WORTH A LOOK?: ****
WHERE?: London Coliseum via Stream Theatre
RUNTIME: 50 minutes (no interval)
WHEN?: 18/9 for one-night only
SETLIST: Live In The Light; I’ve Got To Sing My Song; I Know Where I’ve Been; Heaven Help Us All; Don’t Quit: I Will Survive; The Rose; Goldfinger: Diamonds Are Forever; Natural Woman; River Deep, Mountain High
There’s a reason one doesn’t often hear covers of songs best known by artists including Shirley Bassey and Tina Turner.
- Read on for reasons including how to see musical theatre stars including Carrie Hope Fletcher and Cassidy Janson in this special series of shows
Their voices are so iconic that it’s a brave or especially talented singer who can include the likes of Goldfinger and River Deep, Mountain High in their set.
Not only does the winner of our 2018 Best Theatre Actress monsta choose to do so but she is accompanied only by a sole pianist and what that exposure shows is what an extremely gifted performer D. Clarke is.

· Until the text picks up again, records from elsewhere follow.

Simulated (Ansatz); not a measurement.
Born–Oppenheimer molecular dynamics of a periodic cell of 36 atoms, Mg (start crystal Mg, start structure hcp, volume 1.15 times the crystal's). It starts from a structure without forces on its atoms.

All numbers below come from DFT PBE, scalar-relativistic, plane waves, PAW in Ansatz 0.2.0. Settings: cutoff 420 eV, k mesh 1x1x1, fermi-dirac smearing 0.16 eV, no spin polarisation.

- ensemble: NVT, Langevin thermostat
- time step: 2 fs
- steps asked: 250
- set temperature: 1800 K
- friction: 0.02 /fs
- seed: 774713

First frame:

She arrives on stage at an empty Coliseum, which provides a beautiful yet evocative backdrop to this show, wearing a facemark bearing the words ‘The Show Must Go On’. You can buy one here to benefit the Theatre Support Fund.
‘This is my first time performing here,’ she tells us, ‘I’m so excited to be here but there’s nobody here, not a living soul. I’m going to sing some songs that I love to sing and that are a comment on the way things are at the moment.’
She reminisces about her wife Susie McKenna being so excited to see a Broadway preview of the show Hairspray, which D.Clarke would later star in, that she called to tell her at 4am UK time when the star had to be up 90 minutes later for work.
I Know Where I’ve Been is that song and its strident anti-racist sentiment shines all the brighter through the Black Lives Matter lens.
We can’t let this review go any further without naming that sole pianist, Mark Dickman, whom D. Clarke thanks, and during a far less disco I Will Survive than one might expect he really shows what a talent he is to have rethought something so well known so fully.
River Deep is the final song and we include a clip not from the show above to give a sense of how well D. Clarke sings it. When she’s in her stride there are very few who can outdo her. Her voice is the reason why she is one of the UK’s leading ladies of musical theatre and the power she brings to the song makes for an electrifying conclusion to this evening.
For those hankering after more shows like this, Stream Theatre offers a star-studded Friday line-up in the coming weeks including two of our favourites in Carrie Hope Fletcher and Cassidy Janson.
This show wasn’t as good as one of those transformative nights at the theatre where the shared experience cannot be beaten but it was a reminder, when so many of our theatres are currently dark, of what was and what will be again in the future.